Cuddly Cameron cuddles the fat cats

David Cameron isn’t quite sure whether he is coming or going at the moment.  Today’s interview with the “Real Business” website (who possibly a bit like the Real IRA version of the CBI – who knows?) has him in his “campaign for capitalism” mode of chat.

While he has made great claims that the Tories would “share the proceeds of growth” between tax cuts and spending on public services, he actually tells Real Business that “we’ve said very clearly that we would reduce taxes over the economic cycle”.  But what if the economy goes down the tubes?  Surely he’s not suggesting public spending cuts to ensure he matches this pledge?

But worst of all – and something Labour might want to take note of, Cuddly Cameron commits a future Tory government to opting out of the social chapter. So no more guarantee of freedom of association?  No more guarantee to safe and healthy working conditions?

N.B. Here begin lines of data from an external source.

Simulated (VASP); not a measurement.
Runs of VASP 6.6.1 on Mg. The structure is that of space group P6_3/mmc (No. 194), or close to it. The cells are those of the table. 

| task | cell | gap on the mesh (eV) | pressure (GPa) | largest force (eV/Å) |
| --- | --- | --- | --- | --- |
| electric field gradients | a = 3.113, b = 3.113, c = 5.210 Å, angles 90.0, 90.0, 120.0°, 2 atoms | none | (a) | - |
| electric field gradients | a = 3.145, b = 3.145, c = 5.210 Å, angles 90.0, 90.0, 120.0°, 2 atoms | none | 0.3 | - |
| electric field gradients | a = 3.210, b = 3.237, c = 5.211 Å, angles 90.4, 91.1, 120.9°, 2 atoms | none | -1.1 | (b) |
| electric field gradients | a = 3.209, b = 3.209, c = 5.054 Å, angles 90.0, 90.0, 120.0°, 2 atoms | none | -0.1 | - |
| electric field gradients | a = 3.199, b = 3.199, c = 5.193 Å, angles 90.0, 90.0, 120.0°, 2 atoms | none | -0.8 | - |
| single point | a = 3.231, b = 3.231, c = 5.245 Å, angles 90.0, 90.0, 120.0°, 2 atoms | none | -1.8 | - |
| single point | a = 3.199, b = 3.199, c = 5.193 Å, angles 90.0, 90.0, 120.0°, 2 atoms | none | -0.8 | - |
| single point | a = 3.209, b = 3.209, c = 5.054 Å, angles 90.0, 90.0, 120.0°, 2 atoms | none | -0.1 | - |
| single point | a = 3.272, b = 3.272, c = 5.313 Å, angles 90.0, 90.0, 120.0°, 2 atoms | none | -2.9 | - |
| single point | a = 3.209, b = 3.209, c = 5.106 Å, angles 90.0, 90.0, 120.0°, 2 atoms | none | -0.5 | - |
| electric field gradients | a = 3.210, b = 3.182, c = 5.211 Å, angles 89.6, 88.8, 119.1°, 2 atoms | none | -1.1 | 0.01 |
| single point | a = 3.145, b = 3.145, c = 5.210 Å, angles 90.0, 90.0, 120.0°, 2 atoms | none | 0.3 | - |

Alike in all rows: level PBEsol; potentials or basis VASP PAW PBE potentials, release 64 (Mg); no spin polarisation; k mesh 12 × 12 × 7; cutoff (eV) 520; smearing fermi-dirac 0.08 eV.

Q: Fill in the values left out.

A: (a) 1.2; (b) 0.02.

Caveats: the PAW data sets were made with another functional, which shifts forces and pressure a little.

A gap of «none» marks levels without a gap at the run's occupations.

This policy of chasing a new opt-out actually gives Cameron a more right-wing policy than that under Michael Howard.  How cuddly is that?


3 Responses to Cuddly Cameron cuddles the fat cats

  1. Nick says:

    I also notice that he very strongly hints that corporation tax would be the one that gets cut. “Tax people, not corporations!”

  2. The politicians... says:

    Pledges to opt out of the social chapter are pretty meaningless. There’s only been about 4 laws passed under it and they’re all fairly uncontroversial such as setting up forums in companies between workers and bosses.

    If Dave wants to make a real difference he should pledge to pull out of EU health and safety legislation as well so the UK doesn’t have to apply the working time directive.

    If the politicians want to decide to limit peoples working hours that’s up to them. I would just rather that it was done by the UK parliament rather than in secret deals behind closed doors by politicians we can’t vote out if we disagree. Surely we can all agree with that?

  3. The Daily is indeed no fan of the EU’s “democratic” processes.

    However, Dave isn’t planning to let the UK Parliament protect British workers’ rights. He is (according to this interview) planning to let businesses sign up to a “Code of Conduct” and then let them off the regulations entirely, because they must be jolly nice chaps.

    Also, he’s still quite happy to endorse the tide of neo-liberal legislation protecting businesses that these days emanates from the European Commission – it’s just the bits that protect people he’s objecting to.